This article was originally published by Radio Free Europe/Radio Liberty and is reprinted with permission.
The World Bank has approved David Malpass, a senior U.S. Treasury official, to be the next head of the lending arm of the International Monetary Fund (IMF).
Malpass, a long-time critic of global financial institutions, was approved unanimously by the 189-nation World Bank’s executive board on April 5.
His five-year term starts April 9.
“Mr. Malpass brings experience in international affairs, finance and economic development,” the bank said in a tweet following the vote.
A staunch supporter of President Donald Trump, the 63-year-old Malpass is a former Bear Stearns and Co. chief economist.
As the World Bank’s largest shareholder, the United States has 16 percent of its voting power and has traditionally chosen the president, although Jim Yong Kim, who stepped down from the post on February 1, faced challengers from Colombia and Nigeria in 2012.

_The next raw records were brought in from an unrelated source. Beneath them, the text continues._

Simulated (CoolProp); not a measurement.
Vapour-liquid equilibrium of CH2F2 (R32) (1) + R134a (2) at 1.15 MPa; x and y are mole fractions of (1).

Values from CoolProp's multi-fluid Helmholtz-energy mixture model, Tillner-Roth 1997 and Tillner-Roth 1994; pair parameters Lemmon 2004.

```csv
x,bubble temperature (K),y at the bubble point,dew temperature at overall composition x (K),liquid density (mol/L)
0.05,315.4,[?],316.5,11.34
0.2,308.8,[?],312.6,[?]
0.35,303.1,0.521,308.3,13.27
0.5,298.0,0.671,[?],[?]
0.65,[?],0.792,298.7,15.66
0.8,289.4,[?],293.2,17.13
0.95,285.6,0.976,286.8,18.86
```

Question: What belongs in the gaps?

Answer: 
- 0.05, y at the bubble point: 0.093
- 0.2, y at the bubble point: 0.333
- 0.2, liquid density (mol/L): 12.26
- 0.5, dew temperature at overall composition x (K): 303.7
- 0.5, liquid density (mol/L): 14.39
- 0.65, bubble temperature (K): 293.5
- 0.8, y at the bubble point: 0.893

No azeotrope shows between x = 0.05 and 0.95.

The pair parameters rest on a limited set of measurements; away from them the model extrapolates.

Malpass, the Treasury undersecretary for international affairs, was an economic adviser to Trump’s 2016 election campaign.
In position at the Treasury, Malpass has overseen the United States’ role in the World Bank and the IMF.
He has criticized the organizations for growing ever larger, more “intrusive,” and “entrenched.”
In particular, he has been critical of the World Bank’s extension of credit to China.
Malpass says the world’s second-largest economy is too wealthy for such aid while it was loading up some countries with unsustainable debt from its Belt and Road Initiative program.
The World Bank is an international financial institution that provides loans to countries for capital projects.